Saturday, February 2, 2019

Evan Gray : MY WRITING LIFE


I think of writing as a type of separation—a taking apart, a reworking, a tuning into something that is both interior and exterior. Sometimes, my poems begin somewhere inside my head because of, most of the time, something I have observed. Observed meaning saw, seen, heard, smelled, touched, thought about for a while or only for a second, etc. Hand to paper, paper to word document, document to pdf, in no order. I constantly translate my poems across mediums to see what’s left. Jack Spicer claimed, in his Vancouver lectures, claimed that aliens rearrange the furniture of “the outside” to make poems. And while my head is not full of alien furniture in the way Spicer declares it, per say, poetry is something completely alien to me. Alien and in need of translation.

I moved to Pittsburgh after living in Wilmington, NC, a place that was recently declared “not reachable by land” by the Department of Transportation in the aftermath of Hurricane Florence.

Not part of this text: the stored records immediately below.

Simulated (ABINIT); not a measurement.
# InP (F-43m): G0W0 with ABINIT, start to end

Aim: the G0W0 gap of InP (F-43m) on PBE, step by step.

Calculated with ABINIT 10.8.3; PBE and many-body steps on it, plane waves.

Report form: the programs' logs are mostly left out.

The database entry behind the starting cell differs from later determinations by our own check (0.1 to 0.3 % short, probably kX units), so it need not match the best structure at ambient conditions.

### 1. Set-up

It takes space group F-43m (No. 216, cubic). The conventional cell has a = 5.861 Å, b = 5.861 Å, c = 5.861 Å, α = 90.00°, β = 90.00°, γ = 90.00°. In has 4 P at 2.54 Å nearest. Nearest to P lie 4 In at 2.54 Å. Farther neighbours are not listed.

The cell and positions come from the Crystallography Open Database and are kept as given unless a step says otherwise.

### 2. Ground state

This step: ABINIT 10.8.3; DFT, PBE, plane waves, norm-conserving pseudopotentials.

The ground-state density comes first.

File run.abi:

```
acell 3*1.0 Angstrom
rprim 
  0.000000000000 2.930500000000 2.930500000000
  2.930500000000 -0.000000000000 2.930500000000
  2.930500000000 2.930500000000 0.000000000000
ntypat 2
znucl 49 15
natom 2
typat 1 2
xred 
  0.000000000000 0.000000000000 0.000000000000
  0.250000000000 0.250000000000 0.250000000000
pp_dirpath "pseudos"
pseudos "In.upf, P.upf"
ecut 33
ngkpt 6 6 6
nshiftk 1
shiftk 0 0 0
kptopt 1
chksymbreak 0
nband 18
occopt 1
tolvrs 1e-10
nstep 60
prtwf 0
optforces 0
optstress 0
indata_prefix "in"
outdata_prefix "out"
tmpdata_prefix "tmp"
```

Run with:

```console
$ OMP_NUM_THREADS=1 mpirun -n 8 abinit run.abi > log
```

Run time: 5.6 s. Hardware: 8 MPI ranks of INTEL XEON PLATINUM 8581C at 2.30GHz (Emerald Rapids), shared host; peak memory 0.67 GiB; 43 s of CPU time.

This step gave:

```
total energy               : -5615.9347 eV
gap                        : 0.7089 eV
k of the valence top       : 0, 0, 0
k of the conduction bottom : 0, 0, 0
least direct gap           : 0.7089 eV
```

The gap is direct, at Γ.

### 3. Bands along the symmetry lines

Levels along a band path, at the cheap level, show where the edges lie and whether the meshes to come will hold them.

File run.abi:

In the same way, a road closes in my home: to be moved, to be relocated, to be flooded, to be separated, to be thrashed, to be caught in a rising tide, to be tangled in pig shit, tangled in snakes, tangled in the hairs of the person that lived in your place before you, to be not reached or able to be reached; to be out of touch, almost.  

Lately, being homesick, I write and I ache. I switch between wanting to write and wanting to not think about writing. For 2019, I am trying to be more positive given a lot of grief. I wrote: I want a liquor still to inhabit my head forever. I want to not forget one fiddle tune. I want to catch brown trout on the top water in late August in my favorite hole. I want to die in the dirt that is shit drenched.  I hope that someone who reads my poems fall over inside themselves continuously.

The uniformity of “process” or “production” is not a goal. To me, it’s curated by a world of writing, rewriting, and editing in ways like a factory. Factories are unfair labor and have damaged members of rural communities, especially Appalachia, for years; for some, it’s worth it. It has to be. I am incapable of rewriting most of my poems even though I try. Ice and Sorrel, again and again.

There is an opening of the field, yet he field is scared damaged, posted, private, but wild spaces exist. Even in the alien-like interior of the self, the horizon meets what’s left, where the mountains tower and look at you and growl and God, I pray that the field never ends. When there, I find little moments I get obsessed with—mainly a word, an instance, a stretch of music that echoes—and I obsessively think about it. Not writing is writing. I forget so many of the lines I wish I could include. I forget my keys constantly.

I am now standing on something I would say is reachable by land but I can’t describe it as it is. I will try but it won’t hold up. The field is collapsing on itself in the murk. Thoreau, in “Walking,” claims for the walker to build their home in unsteady soil of the swamp: “the decay of other literatures makes the soil in which it thrives.”


In the same vain, I learned the practice of compost journals from my pal, Nathan Hauke. I can remember talking with him where he said to generate as much material as possible and don’t look back (ala Orpheus, ala Spicer, ala Hauke) and reuse everything, nothing is waste. There’s no accidents in the spirt. Say things you can live with. Get down the line. Paddle faster. I’m not finished yet.

When I write, I watch TV; when I write, I stand in the woods; when I write, I try it first by hand and then by a computer; when I write, I use thoughts that aren’t mine; when I write, I feel the empty; when I write, I feel both bigger and smaller than the field; everything, eventually, is building up.

If I follow a process, it’s a process of paths; roads flooded and cut by men in reflective gear; roads into and out of everything or nothing; and the tensions of light catch me and lull me back out of sleep.


                                                                                                          Pittsburgh, 2019



Evan Gray is from Jefferson, North Carolina and is the author of three chapbooks: Blindspot (the Rest (Garden-Door Press, 2018), Dusk Melody (Shirt Pocket Press, forthcoming) and BODY BIRTH (above/ground press, forthcoming). His essays and poems have been featured in DIAGRAM, Tarpaulin Sky, Yalobusha Review, Word For / Word, and others. He currently lives and teaches in Pittsburgh, PA.